In early 2007, Lene Hau’s “trick of the light,” stopping and switching off a light pulse in one part of space and then rekindling it in another location, gave the public and experts alike pause — just enough time to let in wonder.
The media latched on to metaphors, from the sublime (“evokes the magic of carrying moonbeams in a jar”) to the poetic (“visions in the dark of light”) to the pedestrian (“it’s like three-card Monte”). A colleague in physics, John Preskill of the California Institute of Technology, even composed a poem in honor of Hau (“But Lene Hau has built a nest/Where tired light can stop to rest”).
The pursuit of such scientific wizardry led the President and Fellows of Harvard College to award Hau, Mallinckrodt Professor of Physics and of Applied Physics, the George Ledlie Prize.
“I am very honored to receive the prize. It is really wonderful to receive this kind of recognition from your home institution,” said Hau.
The physicist’s fascination with the nature of light resulted in several breakthroughs during the past decade. In 1999, Hau slowed light down to 38 mph, or about the speed of a racing bicycle, by shooting a laser beam through incredibly cold atoms. Two years later she one-upped her own finding, bringing light to a complete standstill before restarting it and sending it once again on its path.
“The highly original discoveries of Lene and her lab remind all of us who pursue research of those ‘ah-ha’ moments that led us into the profession in the first place,” said Frans Spaepen, interim dean of Harvard’s School of Engineering and Applied Sciences (SEAS) and John C. and Helen F. Franklin Professor of Applied Physics. “I hope her success encourages the next generation of innovators to be bold, take risks, and go after the fundamental questions that really inspire them.
As with Hau’s latest discovery of exchanging light and matter, the work has life beyond the lab. Manipulating and controlling light could be of great importance for next-generation computing and lead to practical applications in optical networks and quantum cryptography.
“This feat, the sharing around of quantum information in light-form and in not just one but two atom-forms, offers great encouragement to those who hope to develop quantum computers,” said Jeremy Bloxham, dean of science in the Faculty of Arts and Sciences.
“Lene’s work is path-breaking,” added Harvard’s Provost Steven E. Hyman. “Her research blurs the boundaries between basic and applied science, draws on the talent and people of two Schools and several departments, and provides a literally glowing example of how taking daring intellectual risks leads to profound rewards.”
Hau, a recently elected member of the Royal Swedish Academy of Sciences and a 2001 MacArthur “Genius” Fellow, received her B.S., M.S., and Ph.D. degrees from the University of Aarhus in her home country of Denmark. Her Ph.D. work was in theoretical solid state physics, a field completely different from that of her later work with ultracold atoms.

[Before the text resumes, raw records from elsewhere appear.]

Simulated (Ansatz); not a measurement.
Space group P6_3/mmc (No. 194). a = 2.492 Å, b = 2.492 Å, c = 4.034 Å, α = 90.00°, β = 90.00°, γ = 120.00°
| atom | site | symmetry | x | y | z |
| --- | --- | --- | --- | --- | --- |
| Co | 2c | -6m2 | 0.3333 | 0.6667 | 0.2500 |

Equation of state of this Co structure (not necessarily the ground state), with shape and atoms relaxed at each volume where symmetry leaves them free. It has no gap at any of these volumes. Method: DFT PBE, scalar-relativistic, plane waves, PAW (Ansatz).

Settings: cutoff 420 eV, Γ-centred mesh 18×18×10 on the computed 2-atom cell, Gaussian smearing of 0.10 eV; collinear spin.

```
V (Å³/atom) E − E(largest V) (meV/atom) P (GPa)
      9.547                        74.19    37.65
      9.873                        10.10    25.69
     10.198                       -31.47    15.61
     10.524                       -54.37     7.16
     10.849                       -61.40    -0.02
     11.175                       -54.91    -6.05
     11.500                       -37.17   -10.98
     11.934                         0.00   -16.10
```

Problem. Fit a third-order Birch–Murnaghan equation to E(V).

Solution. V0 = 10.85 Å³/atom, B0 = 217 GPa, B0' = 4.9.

In 1989, she received the prestigious J.C. Jacobsen Anniversary Fellowship, awarded by the Carlsberg Foundation of Denmark. She came to Harvard as a postdoctoral fellow to pursue research with Jene Golovchenko, Rumsford Professor of Physics and Gordon McKay Professor of Applied Physics, who held positions at Harvard and the then-independent (and now FAS-run) Rowland Institute of Science. In 1991 Hau became a member of the scientific staff and was given her own lab at Rowland; eight years later she was appointed as a tenured member of the Harvard faculty.
Hau’s current research space, easily recognizable by the ‘Day-Glo’ orange and yellow colored walls, is located in the Cruft and Lyman Laboratories of SEAS and the Physics Department.
“The experiments we do require an intense focus and often run late into the night,” said Hau. “They require teamwork, and it has been a great experience to work with [the] bright and dedicated young people — students and postdocs — we have here at Harvard. … They keep you on your toes!”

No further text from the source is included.